Not only that, the reports related how the youth also turned their weapons on a team of law enforcement officers deployed to herd the animals back to the park, assaulting them and seizing their AK47 rifles.
To compound the sacrilege, the villagers then hacked and carted the meat home obviously to celebrate their good fortune. As far as they are concerned, this is an opportunity to enjoy some elephant meat which we believe must be a delicacy seeing that one does not come across such meat regularly.
For the villagers, they were just exacting their revenge on the two animals for destroying their farms, obviously, not aware of how much economic damage their action has caused both their local economy in particular and the nation at large. For the Ghana Tourism Authority (GTA), the incident is a ‘loss of tourism revenue to the State.’ Manager for Product Development and Investments at GTA, Ben Anane-Nsiah, described that singular act as having denied the country at least US$1.6 million according to ‘iworry’, published by the David Sheldrick Wildlife Trust’s (DSWT).
That is how much the the animals would have contributed to the economy had they lived to their fullest lifespan of 70 years.
Definitely, the Mole villagers are not aware of how much these animals have contributed to the economies of Kenya and Tanzania as tourists fly in from the four corners of the earth to their game reserves and national parks to have a look at these animals in their natural habitat.
In that part of the world, life is brutal and nasty. Eking a living in those dry arid lands is a survival of the fittest, the ever-encroaching Sahara Desert is a daily reminder that global warming is real. To plant foodstuffs only to see them destroyed is an act that they cannot fathom.
Living in that parched land has its own challenges manifesting in the south as the kayayei phenomenon when citizens from that part of the country embark on their seasonal migration to the south for menial jobs till the farming season comes when they return to farm.
What is however most worrying are reports of a Chinese-led syndicate which is buying the elephant tusks and antelopes obviously for export, albeit illegally.

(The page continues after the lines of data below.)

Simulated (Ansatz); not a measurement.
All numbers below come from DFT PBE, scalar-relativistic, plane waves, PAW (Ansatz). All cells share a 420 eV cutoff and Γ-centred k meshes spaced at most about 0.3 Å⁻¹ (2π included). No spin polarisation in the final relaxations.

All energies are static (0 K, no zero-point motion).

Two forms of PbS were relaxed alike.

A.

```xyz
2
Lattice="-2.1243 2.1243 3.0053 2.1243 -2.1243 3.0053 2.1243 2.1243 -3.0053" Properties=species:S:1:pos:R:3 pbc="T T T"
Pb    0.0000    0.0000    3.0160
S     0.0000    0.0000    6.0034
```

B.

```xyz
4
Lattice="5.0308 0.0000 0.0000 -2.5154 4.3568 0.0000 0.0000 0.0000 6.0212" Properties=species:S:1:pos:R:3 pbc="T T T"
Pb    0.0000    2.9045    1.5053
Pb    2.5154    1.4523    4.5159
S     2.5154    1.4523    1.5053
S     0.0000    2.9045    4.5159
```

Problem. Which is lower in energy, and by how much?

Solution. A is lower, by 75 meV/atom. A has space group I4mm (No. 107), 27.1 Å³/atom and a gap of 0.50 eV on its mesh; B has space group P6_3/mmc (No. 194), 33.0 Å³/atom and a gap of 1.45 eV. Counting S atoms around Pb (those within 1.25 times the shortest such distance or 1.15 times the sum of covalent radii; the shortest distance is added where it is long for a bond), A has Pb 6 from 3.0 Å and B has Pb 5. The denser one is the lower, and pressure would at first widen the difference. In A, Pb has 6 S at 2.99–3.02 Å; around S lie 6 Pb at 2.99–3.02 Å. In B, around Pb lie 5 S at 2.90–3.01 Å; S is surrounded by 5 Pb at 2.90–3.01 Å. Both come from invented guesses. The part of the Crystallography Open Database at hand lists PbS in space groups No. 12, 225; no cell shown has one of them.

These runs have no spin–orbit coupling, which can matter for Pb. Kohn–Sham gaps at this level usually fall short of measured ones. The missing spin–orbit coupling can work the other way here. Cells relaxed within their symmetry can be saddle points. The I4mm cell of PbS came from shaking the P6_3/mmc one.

The involvement of foreigners in the illegality means government and other stakeholders must get up to take control of the situation before it becomes another galamsey type menace to be fought. A massive education and sensitization exercise must be embarked upon for the communities surrounding the Mole Game Reserve in particular and other game reserves in general to see the economic importance of the reserves and their contribution to our national life.